Thursday, March 12, 2009

Unpublished excerpt from "When Baseball Met Hollywood"

Two years ago I worked on a proposed book on the marriage of West Coast baseball and Hollywood. Whether this work will ever see the light of day via the regular publishing process is a mystery. But why let it sit forlornly on my computer. I will run pieces sporadically. Enjoy!

High Man on the Totem Pole

Everyone knows this most famous of plot devices. There’s a mixed group representing all classes of society who find themselves together and have to find a way to co-exist. No, not Renoir’s Grand Illusion. Not Lina Wertmuller’s Swept Away. Not even Cinderella. Of course, it’s Gilligan’s Island. In this season three entry, we have two Dodger cameos that would be out of place anywhere but the deserted tropical paradise where the crew and passengers of the S. S. Minnow dwell.

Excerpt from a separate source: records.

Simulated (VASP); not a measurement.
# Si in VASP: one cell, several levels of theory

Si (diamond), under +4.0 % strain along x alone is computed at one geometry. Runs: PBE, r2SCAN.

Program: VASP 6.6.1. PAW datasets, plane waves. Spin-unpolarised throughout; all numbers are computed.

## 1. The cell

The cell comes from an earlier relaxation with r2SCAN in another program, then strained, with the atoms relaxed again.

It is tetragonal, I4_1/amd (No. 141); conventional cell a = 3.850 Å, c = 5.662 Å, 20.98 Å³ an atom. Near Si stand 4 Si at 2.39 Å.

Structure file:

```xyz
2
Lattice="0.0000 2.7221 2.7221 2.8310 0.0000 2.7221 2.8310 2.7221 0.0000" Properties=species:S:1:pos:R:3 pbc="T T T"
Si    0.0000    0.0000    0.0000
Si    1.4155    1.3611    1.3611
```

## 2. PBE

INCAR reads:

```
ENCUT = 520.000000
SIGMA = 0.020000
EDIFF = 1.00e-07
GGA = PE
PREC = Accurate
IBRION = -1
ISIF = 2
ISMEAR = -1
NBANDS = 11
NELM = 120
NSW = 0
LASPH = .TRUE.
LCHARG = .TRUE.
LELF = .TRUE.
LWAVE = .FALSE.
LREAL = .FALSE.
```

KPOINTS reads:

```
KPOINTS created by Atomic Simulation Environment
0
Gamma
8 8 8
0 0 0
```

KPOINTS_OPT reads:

The standard opening buffoonery begins when the Skipper and Gilligan, lost as usual and in a struggle with entangling vines that gives us an unpleasant glimpse of the Skipper’s bulging white midriff, find themselves face to face with a totem pole. This frightening visage sends the two clowns into a tizzy. As they scan the pole, eyes slowly glancing upward, they see, to their surprise, the splitting image of the first mate, a Gilligan-head wearing, it seems, a crown made up of a bent pan flute.

After the theme song, which despite great resistance remains catchy, the Professor helps the hapless duo clear brush. Knowing all, the Prof quickly realizes this is a totem pole of the Kupakai, a native tribe of the area’s islands. Oh, and by the way, they are a vicious tribe of headhunters. Worrying that his position at the top of the pole may be an advertisement for his own beheading, Gilligan stats to wonder if maybe he himself has headhunter heritage.

The Skipper holds a briefing for the Howells, Ginger and Mary Ann. The Howells, perhaps wondering why they took some tourist boat rather than their own yacht for a leisurely cruise, dismiss Gilligan’s idea that he has a violent native. The glamorous Ginger, played by former Bo Belinsky squeeze Tina Louise, also has her doubts, although not as many doubts as cocktail dresses that she brought on the three hour journey. Sweet Mary Ann testifies to Gilligan’s lovable nature.

A relaxing drive through the jungle in a peddle-powered bamboo taxi brings Gilligan and the Howells to the foot of the totem pole. As the Howells drive Gilligan into a frenzy with their incessant mentioning of the word “head”, Gilligan backs into the pole, where the Howells come face to face with his face. Later, as Gilligan stares transfixed by his likeness, Ginger slinks up in an attempt to distract the poor boy. It doesn’t work. Despite Ginger’s curvaceous body and sexually aggressive actions, Gilligan is undeterred from his fixation. He either is truly of headhunter descent, or gay.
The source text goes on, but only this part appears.